Handling Time Series Data Beyond 10,000 Points – Chart Options or Custom Approaches?

Hi Losant Team,

I’m working on a dashboard where one of my devices reports attributes every 15 minutes, and I’m attempting to visualize this data over a 180-day period using the Time Series Graph Block. However, I’ve encountered an issue:
“Unable to display graph. Too many points were returned.”

From my understanding, this is caused by the 10,000-point limit per series in the Time Series Graph block. Since our dataset exceeds this limit, and aggregation is not an option for our solution, I have the following questions:

  1. Are there any built-in blocks or charting options that support plotting more than 10,000 time series data points per attribute?

  2. Is it possible to create a custom chart (e.g., using Custom HTML blocks or Experience Pages) that can fetch and render more than 10,000 points?

  3. What strategies do you recommend for visualizing high-volume time series data from devices, especially when preserving raw resolution over long time spans is important?

I’m open to using workflows, Experience Endpoints, or external integrations if necessary. I’d greatly appreciate your recommendations on how best to handle this, both within and outside of the dashboard environment.

Thank you in advance for your assistance!

You could use a Custom HTML Block that makes a request to an experience endpoint using the Fetch API. We have an example of this in our documentation.

That said, I can’t make any guarantees about the in-browser performance of the chart you end up creating, as we’re talking over 17,000 data points if you are graphing 180 for a single device that reports every 15 minutes. The reasons we recommend aggregating data for visualization within a dashboard block are …

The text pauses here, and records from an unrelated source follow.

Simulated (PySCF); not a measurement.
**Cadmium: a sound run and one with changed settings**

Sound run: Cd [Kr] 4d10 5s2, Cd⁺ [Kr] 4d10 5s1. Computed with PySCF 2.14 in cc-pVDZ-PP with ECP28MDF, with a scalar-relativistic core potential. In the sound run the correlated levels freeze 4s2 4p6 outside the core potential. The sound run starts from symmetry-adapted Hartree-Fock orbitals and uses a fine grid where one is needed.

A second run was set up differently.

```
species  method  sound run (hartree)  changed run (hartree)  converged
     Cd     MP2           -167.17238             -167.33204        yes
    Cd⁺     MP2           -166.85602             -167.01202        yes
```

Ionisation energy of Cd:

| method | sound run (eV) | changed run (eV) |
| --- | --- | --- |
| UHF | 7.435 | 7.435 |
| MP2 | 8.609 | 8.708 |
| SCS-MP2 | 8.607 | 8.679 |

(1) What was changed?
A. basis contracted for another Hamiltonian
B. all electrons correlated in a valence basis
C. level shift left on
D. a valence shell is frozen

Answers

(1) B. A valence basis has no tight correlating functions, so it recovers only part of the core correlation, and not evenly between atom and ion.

  • Performance of graphing libraries given a large amount of data, which becomes a bigger issue the more blocks you have on your dashboard
  • End-user consumption of that data, in that this may be an overload of information to the user when all they want may be, for example, the maximum value in a given range - after which they can drill down for more detailed information.
  • Pixel density. Even if your graph is 3,000 pixels wide, that’s more than 4 data points per screen pixel, which would not allow for direct selection / observation of 75% of the data you are returning in the graph.